New paintings by Romanian artist Adrian Ghenie on display in London exhibition
New oil paintings and charcoal drawings by famed Romanian artist Adrian Ghenie are on display at the Thaddaeus Ropac Gallery in London.
The Fear of NOW exhibition, promoted as Ghenie’s “most extensive exhibition in London for almost a decade,” opens today, October 12, and will be on view until December 22. According to the gallery, the show “reflects a key shift in the artist’s themes and practice.”
“Revisiting his enduring interest in portraiture through a group of figurative works, Ghenie records the impact of the Digital Era on the human condition and its physiological effects on the body. In turn, a group of paintings portraying the American icon Marilyn Monroe examines the multifaceted personas of public figures that constitute, what the artist terms, the ‘soup of fame’. Together, these two bodies of work offer a powerful reflection on the transformation of contemporary society,” reads the press release.
The same source says: “The title of the show conveys Ghenie’s apprehension about the role of online culture in today’s social interactions. Abstaining from social media platforms, the artist chooses to place himself ‘out of the social loop’. The Fear of NOW encompasses his relationship with, what he describes as, ‘this new way of communicating which now everybody uses and I’m not in.’”
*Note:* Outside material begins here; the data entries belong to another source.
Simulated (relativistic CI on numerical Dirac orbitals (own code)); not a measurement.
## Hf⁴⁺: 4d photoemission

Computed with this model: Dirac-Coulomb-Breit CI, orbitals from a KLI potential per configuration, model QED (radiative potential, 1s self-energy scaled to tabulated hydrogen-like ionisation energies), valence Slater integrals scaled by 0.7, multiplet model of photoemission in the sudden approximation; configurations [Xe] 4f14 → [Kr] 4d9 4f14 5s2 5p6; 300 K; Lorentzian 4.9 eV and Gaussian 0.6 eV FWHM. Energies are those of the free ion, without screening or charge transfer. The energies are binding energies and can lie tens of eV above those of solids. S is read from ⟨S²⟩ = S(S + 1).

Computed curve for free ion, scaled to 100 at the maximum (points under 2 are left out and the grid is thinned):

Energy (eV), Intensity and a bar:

Adrian Ghenie was born in 1977 in the northern Romanian city of Baia Mare but lives and works in Berlin. He represented Romania at the Venice Biennale in 2015 and had solo exhibitions in 2019 at the State Hermitage Museum in Saint Petersburg and the Palazzo Cini in Venice. This year, two site-specific paintings by the Romanian artist were permanently installed in the historic setting of Chiesa della Madonna della Mazza, Palermo, in an independent project curated by Alessandra Borghese.
His works regularly fetch high sums at international auctions and are part of art collections around the world. Earlier this year, his painting Pie Fight Interior 12 sold for a record of HKD 81.06 million (almost USD 10.4 million) at a Christie's auction in Hong Kong.